Docker: Blackout Boot Bug Busting Bonanza

Last night we had a power cut. This morning my wife couldn't log in to our self-hosted chat. A 500 error. The kind of thing that makes you question every life choice that led to running your own infrastructure.

The error in the logs was clear enough:

error: ErrorController => error Unknown authentication strategy "openid"

The app (LibreChat) had booted before the auth provider (Authentik) was ready, so it never registered its OpenID strategy. A restart fixed it immediately. But why did it happen? I'd specifically set up dependency ordering to prevent exactly this.

The setup

My homelab runs from a single meta docker-compose.yml with a systemd oneshot unit:

[Service]
Type=oneshot
RemainAfterExit=yes
WorkingDirectory=/srv
ExecStart=/usr/bin/docker compose up -d --wait
ExecStop=/usr/bin/docker compose down

And the compose file has proper dependency ordering:

services:
  authentik-server:
    restart: on-failure
    healthcheck:
      test: ["CMD", "ak", "healthcheck"]
      interval: 30s
      timeout: 30s
      retries: 5
      start_period: 20s

  api:  # LibreChat
    restart: on-failure
    depends_on:
      authentik-server:
        condition: service_healthy

This should be bulletproof. Compose won't start api until authentik-server is healthy. So what went wrong?

The clue

The systemd journal told the story:

Jun 09 20:06:17 borg systemd[1]: Starting homelab.service...
Jun 09 20:06:18 borg docker[1432]: Container authentik-server Running
Jun 09 20:06:18 borg docker[1432]: Container LibreChat Running

Both containers were already running when compose started. It didn't start them — it just found them alive and waited for healthchecks. The depends_on ordering never fired because there was nothing to order.

Docker itself had already restarted them — simultaneously — during daemon initialisation.

But I'm using `restart: on-failure`!

The Docker docs are quite clear: on-failure does not restart containers when the daemon restarts. Only always and unless-stopped do that.

So what gives?

Here's the thing: after a power cut, Docker doesn't see a "daemon restart." It sees containers that were running and are now dead with a non-zero exit. The process was killed uncleanly. That's a failure. And on-failure says: restart on failure.

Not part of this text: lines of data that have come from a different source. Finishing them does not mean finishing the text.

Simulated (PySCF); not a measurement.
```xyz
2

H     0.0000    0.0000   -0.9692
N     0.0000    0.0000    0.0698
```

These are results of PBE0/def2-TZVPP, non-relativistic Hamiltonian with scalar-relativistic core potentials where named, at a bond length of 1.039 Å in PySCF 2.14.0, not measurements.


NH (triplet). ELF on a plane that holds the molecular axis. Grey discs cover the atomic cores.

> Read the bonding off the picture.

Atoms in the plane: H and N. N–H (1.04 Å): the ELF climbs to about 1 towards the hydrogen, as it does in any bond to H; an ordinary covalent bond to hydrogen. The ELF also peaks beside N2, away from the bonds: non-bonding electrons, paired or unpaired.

You can see it in the daemon debug logs:

"loaded container" container=94157... paused=false running=true
"syncing container on disk state with real state"
"setting stopped state"
"set stopped state" container=94157... running=false

Docker loads the container metadata (which says "I was running"), discovers the process is actually dead, marks it stopped — and then the restart policy kicks in. Both containers. At the same time. No ordering. No compose. No depends_on.

Proving it

I wasn't about to change my restart policy based on a theory. I built a test VM with Vagrant + VirtualBox that mirrors the production setup exactly:

Two nginx containers: test-auth → test-app
depends_on with condition: service_healthy
restart: on-failure on both
A systemd oneshot unit with docker compose up -d --wait
Docker daemon configured with "log-level": "debug"

The test script confirms everything's healthy, then simulates a power cut with VBoxManage controlvm <vm> poweroff — instant, ungraceful death. Then it boots the VM back up and captures everything.

Before the power cut (ordering works):

test-auth: 2026-06-10T15:50:53.557Z
test-app:  2026-06-10T15:50:59.330Z   ← 6 seconds later ✓

After the power cut (ordering broken):

test-auth: 2026-06-10T15:54:19.406779Z
test-app:  2026-06-10T15:54:19.406124Z  ← same millisecond!

And the systemd service log confirms compose was useless:

Container test-auth  Running
Container test-app   Running

Already running. Nothing to do. Dependency ordering bypassed.

The fix

One line in the systemd unit:

ExecStartPre=/usr/bin/docker compose down

This kills any containers that Docker's restart policy may have already zombie-started, then ExecStart brings them back up properly through compose with full dependency ordering.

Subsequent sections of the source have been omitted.